A Little Toy Bank That Scared Children

Image result for hand crank toy savings bank

When I was a little boy, there were all sorts of savings banks available to teach children how to save money. They came in all shapes and sizes: see the photo for one example of many.

My brother and I had cash register banks. The catch with those was, you couldn’t open them until you had $10 inside–wealth almost beyond my imagination. There was a little slot in the back, though, and if you shook the bank long enough, a nickel might find its way out.

Image result for images of uncle sam's 3-coin bank

My Aunt Louise (my father’s aunt, actually) had no children of her own, but she liked to keep nice things on hand for her many nieces and nephews. One of the toys she had for us was a “Ben Franklin Savings Bank” with a crank. You put a coin in, turned the crank, and it would say, “Thank you! A penny saved is a penny earned.”

Well, it did say that, but I think it was supposed to sound like a kindly old man. In fact, the voice coming out of the bank sounded like Gollum in the Lord of the Rings movies. Had I been just a little younger, it would’ve scared me but good.

Then we learned that if we turned the crank really, really fast, the voice would get all high and squeakity–like one of The Chipmunks. Richly amusing! That was what passed for a high-tech toy in those days, circa 1958–and boy, did we enjoy it.

Memory Lane: The Sears Roebuck Christmas Catalogue

Vintage 1959 Sears Roebuck & Company Christmas Wishbook Catalog

When I was a boy, one of the sure signs that Christmas really was coming at last, honest, was the annual Sears Roebuck Christmas Book, better known as the Sears Catalogue.

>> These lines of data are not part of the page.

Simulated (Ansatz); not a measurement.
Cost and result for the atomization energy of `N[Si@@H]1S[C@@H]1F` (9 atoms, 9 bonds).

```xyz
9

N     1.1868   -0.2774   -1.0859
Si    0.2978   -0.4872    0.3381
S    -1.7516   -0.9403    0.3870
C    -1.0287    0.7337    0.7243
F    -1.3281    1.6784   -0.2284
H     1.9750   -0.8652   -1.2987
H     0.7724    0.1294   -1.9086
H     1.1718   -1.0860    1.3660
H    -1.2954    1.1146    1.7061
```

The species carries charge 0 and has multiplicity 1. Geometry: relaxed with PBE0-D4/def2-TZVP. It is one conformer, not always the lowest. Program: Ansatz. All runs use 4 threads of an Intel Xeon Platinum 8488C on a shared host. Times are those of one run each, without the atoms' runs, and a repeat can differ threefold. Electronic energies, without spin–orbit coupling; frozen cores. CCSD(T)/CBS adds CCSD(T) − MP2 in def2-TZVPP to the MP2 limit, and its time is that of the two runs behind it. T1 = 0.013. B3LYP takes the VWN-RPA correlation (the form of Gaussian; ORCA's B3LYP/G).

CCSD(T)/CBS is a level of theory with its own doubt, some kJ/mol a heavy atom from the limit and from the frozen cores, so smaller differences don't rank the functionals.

How I loved to pore over this enormous thick book! It was as thick as the phone book, but with dozens of captivating pictures on each and every page. Of course, I rushed through the long and tedious sections on clothes and bedding and the like, lingered over the guns–real guns, not toys–and then, aaah! The toy section. El Dorado!

My favorites were the play sets, consisting mostly of little plastic figures of animals and people. Pictured in the catalogue, all set up and ready to go, I could just groove on these for hours–imagining myself imagining all kinds of adventures for these little characters, once I got them. The farm set! The circus! The African safari! Not to mention pirates, army men, cowboys and Indians, and, one of the best ever, Cape Canaveral with spring-launched rockets that made a gloriously loud “bonk!” if you shot them into the ceiling. And the sheer ecstasy of finding the dinosaur play set under the tree on Christmas morning–!

Image result for images of marx dinosaur playset

Some of the gang from the dinosaur play set

I understand, now, what it meant: that my mother and father, grandparents, aunts and uncles, loved the living dickens out of me and all the other child-kin and delighted in seeing our faces light up when we got those gifts.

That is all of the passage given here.